Government Solutions: Helping Astronomers Collect More Accurate Images of the Sky

Case Study

Helping Astronomers Collect More Accurate Images of the Sky

The brightness of stars and galaxies seen through a telescope can vary from day to day because of atmospheric variability. The sky's inconsistency is due to the presence of atmospheric aerosols -- seen as haze -- that scatter and absorb some of the light from the stars and distort what is seen through the telescope.

To address this problem, researchers at the Georgia Tech Research Institute (GTRI) developed a device to accurately assess the impact of this variability on light traveling through the Earth's atmosphere. The tool was developed in collaboration with the University of New Mexico and supported by the National Science Foundation.

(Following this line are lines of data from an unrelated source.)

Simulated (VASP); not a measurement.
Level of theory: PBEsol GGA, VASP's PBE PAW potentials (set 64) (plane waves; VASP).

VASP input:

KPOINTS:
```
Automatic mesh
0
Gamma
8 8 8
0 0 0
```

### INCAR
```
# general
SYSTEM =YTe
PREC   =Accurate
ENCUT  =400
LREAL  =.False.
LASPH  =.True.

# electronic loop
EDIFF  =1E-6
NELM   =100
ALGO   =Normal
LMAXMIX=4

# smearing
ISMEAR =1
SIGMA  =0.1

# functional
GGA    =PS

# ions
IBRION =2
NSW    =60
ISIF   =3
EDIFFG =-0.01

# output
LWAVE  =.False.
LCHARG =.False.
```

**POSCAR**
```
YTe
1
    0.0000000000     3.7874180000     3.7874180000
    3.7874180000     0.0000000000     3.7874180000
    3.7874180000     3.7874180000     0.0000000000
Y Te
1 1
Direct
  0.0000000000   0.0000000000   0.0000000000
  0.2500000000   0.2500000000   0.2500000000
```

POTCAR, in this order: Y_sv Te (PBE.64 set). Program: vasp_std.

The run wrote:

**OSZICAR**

"Until now, astronomers never had an independent way to measure the transparency of the atmosphere," says Gary Gimmestad, a GTRI principal research scientist. "They always had to compare their measurements to the standard star catalog, which was itself created without having this atmospheric information."

The device developed by Gimmestad, senior research scientist David Roberts and senior research engineer John Stewart is called the Astronomical Lidar for Extinction (ALE). It scans the entire sky to probe for cirrus clouds and accurately measures the transmission of the atmosphere by taking measurements at multiple angles above the horizon.

"ALE provides real-time continuous and unattended monitoring, and measurements of the amount of atmospheric extinction -- the absorption or scattering of light -- as well as its cause, whether low-lying aerosols, dust or smoke," says Roberts.

When activated, the device transmits rapid pulses of eye-safe green laser light into the atmosphere, which are scattered back to two detectors. Measuring the scatter provides a distance-resolved profile of gas, particles and clouds that allows astronomers to calculate precisely the amount of light lost in traversing the atmosphere at a specific moment.

Using that information, the researchers calculate extinction coefficients, which are applied to the telescope's photometric data to correct the photometric images for the light loss in the atmosphere. The result is more accurate stellar photometry along with a precision profile of the structure of Earth's atmosphere.

The Astronomical Lidar for Extinction system is currently in use at the University of New Mexico campus observatory.